Greenspan's latest and greatest act was encouraging homeowners to tap into the equity in their homes, as if their mortgage was an ATM. The surge in debt, coupled with unchecked predatory lending was a key in the 2008 financial disaster.
Why is Greenspan still so revered? Republicans know his ties to Rand, as well as his history as a champion of the free market, making regulations disappear. Democrats? To put it simply, he's married to MSNBC icon Andrea Mitchell. So he's untouchable at the most liberal (lowercase l) of the news networks. And Taibbi goes to great lengths in describing how Greenspan has historically positioned himself that way with the elite intelligentsia.
And while many immediately label Taibbi, thanks to his anti-establishment street cred, and Rolling Stone business card as a (capital L) Liberal, he spends at least one chapter in this book destroying The Trillion-Dollar Band-Aid, aka Obamacare.
What Obamacare does (Taibbi argues) is rather than reform a corrupt health insurance industry, it emboldens it. And while it does in fact cover more Americans, it lines the pockets of the filthy rich insurance companies for decades to come. It's the ultimate long-con.
Only in America can this plan, which was originally hatched by The Heritage Foundation and later implemented by a severely conservative Governor who would go on to run for President, be viewed as a socialistic policy. The mission of House Republicans to repeal the bill is a Presidential politics sideshow, like throwing bread to the cheap seats at a Roman Coliseum.
The financial mess we're in is a classic situation of the rich getting richer. And the rich buy the best lawyers and the legal system. Sure Bernie Madoff got caught, but what about the biggest fish from the big banks? Nothing.
A lot of the tricks are too complicated to explain to the American public, aka me. How can you explain a monster like Goldman Sachs carving up a bunch of high-risk mortgages into AAA-rated securities, and selling them off to pension funds just so they can get bailed out when they go under. That's not a soundbite, it's a calculated scheme.
And it's not a Left or Right thing, there are plenty of bad guys on both sides. Every administration is saturated with Wall Street cronies. While we argue about abortion or guns or immigration, a few thousand Americans laugh and count their money.
In addition to Taibbi deconstructing the whole fiasco, he does an exceptional job in the epilogue tying the whole thing up.
"The Democrats' response to Wall Street excess was similar to their attitude toward the Iraq war - they were against it in theory, but in practice, they weren't going to do much about it."

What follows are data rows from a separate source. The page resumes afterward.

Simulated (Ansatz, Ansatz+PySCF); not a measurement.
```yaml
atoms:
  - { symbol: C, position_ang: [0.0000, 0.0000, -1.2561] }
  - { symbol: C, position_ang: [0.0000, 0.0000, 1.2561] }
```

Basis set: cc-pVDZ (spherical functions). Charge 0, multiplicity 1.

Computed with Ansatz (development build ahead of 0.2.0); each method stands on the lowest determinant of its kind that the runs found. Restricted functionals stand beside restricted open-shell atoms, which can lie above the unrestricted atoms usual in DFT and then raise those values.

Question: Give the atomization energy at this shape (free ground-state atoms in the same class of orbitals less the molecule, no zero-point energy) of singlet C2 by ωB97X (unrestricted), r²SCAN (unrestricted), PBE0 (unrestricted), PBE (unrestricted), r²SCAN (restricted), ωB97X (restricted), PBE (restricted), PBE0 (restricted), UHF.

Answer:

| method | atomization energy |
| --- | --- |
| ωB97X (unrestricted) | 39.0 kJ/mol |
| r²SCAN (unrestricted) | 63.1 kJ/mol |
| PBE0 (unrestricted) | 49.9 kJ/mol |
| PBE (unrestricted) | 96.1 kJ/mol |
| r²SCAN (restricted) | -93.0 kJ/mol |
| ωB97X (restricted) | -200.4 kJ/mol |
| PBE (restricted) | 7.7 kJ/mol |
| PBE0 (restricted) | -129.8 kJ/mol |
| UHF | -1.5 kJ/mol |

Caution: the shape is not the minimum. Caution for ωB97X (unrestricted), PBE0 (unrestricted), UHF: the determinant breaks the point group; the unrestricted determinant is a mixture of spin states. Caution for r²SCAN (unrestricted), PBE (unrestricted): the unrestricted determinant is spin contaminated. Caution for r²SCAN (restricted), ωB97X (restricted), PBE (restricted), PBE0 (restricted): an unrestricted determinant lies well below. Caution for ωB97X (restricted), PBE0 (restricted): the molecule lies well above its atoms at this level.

Notice how he used "Democrats" and "their" in the same sentence. Wonder if he thinks of Elizabeth Warren as one of "them" or "us" - I have a pretty good idea.
The book ends perfectly, on the heels of the mortgage crisis, an addendum from Taibbi's Rolling Stone article in November 2010 Invasion of the Home Snatchers:
"When you meet people who are losing their homes in this foreclosure crisis, they almost all have the same look of deep shame and anguish. Nowhere else on this planet is it such a crime to be down on your luck, even if you were put there by some of the world's richest banks, which continue to rake in record profits purely because they got a big fat handout from the government...
That's why one banker CEO after another keeps going on TV to explain that despite their own deceptive loans and fraudulent paperwork, the real problem is these deadbeat homeowners who won't pay their fucking bills. And that's why most people in this country are so ready to buy that explanation. Because in America, it's far more shameful to owe money than it is to steal it."
Tuesday, October 16, 2012
Paper Backtime: MoneyWall
It's always a pleasure to read one of the more eclectic voices of our generation. His sports-themed books Moneyball and The Blind Side were developed into highly-acclaimed motion pictures. And in the last year, Lweis has taken to a number of different projects:
His 2012 commencement address at Princeton, his alma mater, was widely received for delivering a message that was well outside the box. The same can be said of his Vanity Fair profile of President Obama.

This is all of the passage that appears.